The upgrade API allows to upgrade one or more indices to the latest Lucene
format through an API. The upgrade process converts any segments written with
older formats.
.When to use the `upgrade` API
**************************************************
Newer versions of Lucene often come with a new index format which provides bug
fixes and performance improvements. In order to take advantage of these
improvements, the segments in each shard need to be rewritten using the latest
Lucene format.
.Automatic upgrading
Indices that are actively being written to will automatically write new
segments in the latest format. The background merge process which combines
multiple small segments into a single bigger segment will also write the new
merged segment in the latest format.
.Optional manual upgrades
Some old segments may never be merged away because they are already too big to
be worth merging, and indices that no longer receive changes will not be
upgraded automatically. Upgrading segments is not required for most
Elasticsearch upgrades because it can read older formats from the current and
previous major version of Lucene.
You can, however, choose to upgrade old segments manually to take advantage of
the latest format. The `upgrade` API will rewrite any old segments in the
latest Lucene format. It can be run on one index, multiple or all indices, so
you can control when it is run and how many indices it should upgrade.

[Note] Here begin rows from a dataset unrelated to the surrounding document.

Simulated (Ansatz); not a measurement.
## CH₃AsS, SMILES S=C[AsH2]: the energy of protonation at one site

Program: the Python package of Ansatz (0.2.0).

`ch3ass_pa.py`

.When you must use the `upgrade` API
Elasticsearch can only read formats from the current and previous major
version of Lucene. For instance, Elasticsearch 2.x (Lucene 5) can read disk
formats from Elasticsearch 0.90 and 1.x (Lucene 4), but not from Elasticsearch
0.20 and before (Lucene 3).
In fact, an Elasticsearch 2.0 cluster will refuse to start if any indices
created before Elasticsearch 0.90 are present, and it will refuse to open them
if they are imported as dangling indices later on. It will not be possible to
restore an index created with Elasticsearch 0.20.x and before into a 2.0
cluster.
These ancient indices must either be deleted or upgraded before migrating to
Elasticsearch 2.0. Upgrading will:
* Rewrite old segments in the latest Lucene format.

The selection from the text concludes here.